On Wed, May 25, 2022 at 5:47 AM Philipp Tomsich
<[email protected]> wrote:
>
> The current method of treating shifts of extended values on RISC-V
> frequently causes sequences of 3 shifts, despite the presence of the
> 'zero_extendsidi2_shifted' pattern.
>
> Consider:
> unsigned long f(unsigned int a, unsigned long b)
> {
> a = a << 1;
> unsigned long c = (unsigned long) a;
> c = b + (c<<4);
> return c;
> }
> which will present at combine-time as:
> Trying 7, 8 -> 9:
> 7: r78:SI=r81:DI#0<<0x1
> REG_DEAD r81:DI
> 8: r79:DI=zero_extend(r78:SI)
> REG_DEAD r78:SI
> 9: r72:DI=r79:DI<<0x4
> REG_DEAD r79:DI
> Failed to match this instruction:
> (set (reg:DI 72 [ _1 ])
> (and:DI (ashift:DI (reg:DI 81)
> (const_int 5 [0x5]))
> (const_int 68719476704 [0xfffffffe0])))
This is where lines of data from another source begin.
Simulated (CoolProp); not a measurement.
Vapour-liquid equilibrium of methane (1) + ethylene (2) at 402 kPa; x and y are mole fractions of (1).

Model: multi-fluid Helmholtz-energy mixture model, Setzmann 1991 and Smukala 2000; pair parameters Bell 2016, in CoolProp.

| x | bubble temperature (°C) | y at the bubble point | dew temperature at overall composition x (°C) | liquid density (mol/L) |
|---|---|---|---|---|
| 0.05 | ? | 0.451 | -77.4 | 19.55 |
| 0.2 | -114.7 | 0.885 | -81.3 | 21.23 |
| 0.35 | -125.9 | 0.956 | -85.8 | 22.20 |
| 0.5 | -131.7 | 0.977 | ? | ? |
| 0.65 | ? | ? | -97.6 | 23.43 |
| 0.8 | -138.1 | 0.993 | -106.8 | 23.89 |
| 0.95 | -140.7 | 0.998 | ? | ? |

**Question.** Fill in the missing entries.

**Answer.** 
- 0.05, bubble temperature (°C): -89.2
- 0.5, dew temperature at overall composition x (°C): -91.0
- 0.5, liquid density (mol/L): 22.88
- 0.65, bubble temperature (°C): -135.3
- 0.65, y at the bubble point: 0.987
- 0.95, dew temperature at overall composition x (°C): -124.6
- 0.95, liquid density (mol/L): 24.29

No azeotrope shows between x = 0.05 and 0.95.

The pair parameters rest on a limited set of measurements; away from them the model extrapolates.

> and produce the following (optimized) assembly:
> f:
> slliw a5,a0,1
> slli a5,a5,32
> srli a5,a5,28
> add a0,a5,a1
> ret
>
> The current way of handling this (in 'zero_extendsidi2_shifted')
> doesn't apply for two reasons:
> - this is seen before reload, and
> - (more importantly) the constant mask is not 0xfffffffful.
>
> To address this, we introduce a generalized version of shifting
> zero-extended values that supports any mask of consecutive ones as
> long as the number of training zeros is the inner shift-amount.
>
> With this new split, we generate the following assembly for the
> aforementioned function:
> f:
> slli a0,a0,33
> srli a0,a0,28
> add a0,a0,a1
> ret
>
> gcc/ChangeLog:
>
> * config/riscv/riscv.md (zero_extendsidi2_shifted): Replace
> with a generalized split that requires no clobber, runs
> before reload and works for smaller masks.
>
> Signed-off-by: Philipp Tomsich <[email protected]>
> ---
>
> gcc/config/riscv/riscv.md | 37 ++++++++++++++++++++-----------------
> 1 file changed, 20 insertions(+), 17 deletions(-)
>
> diff --git a/gcc/config/riscv/riscv.md b/gcc/config/riscv/riscv.md
> index b8ab0cf169a..cc10cd90a74 100644
> --- a/gcc/config/riscv/riscv.md
> +++ b/gcc/config/riscv/riscv.md
> @@ -2119,23 +2119,26 @@ (define_split
> ;; occur when unsigned int is used for array indexing. Split this into two
> ;; shifts. Otherwise we can get 3 shifts.
>
> -(define_insn_and_split "zero_extendsidi2_shifted"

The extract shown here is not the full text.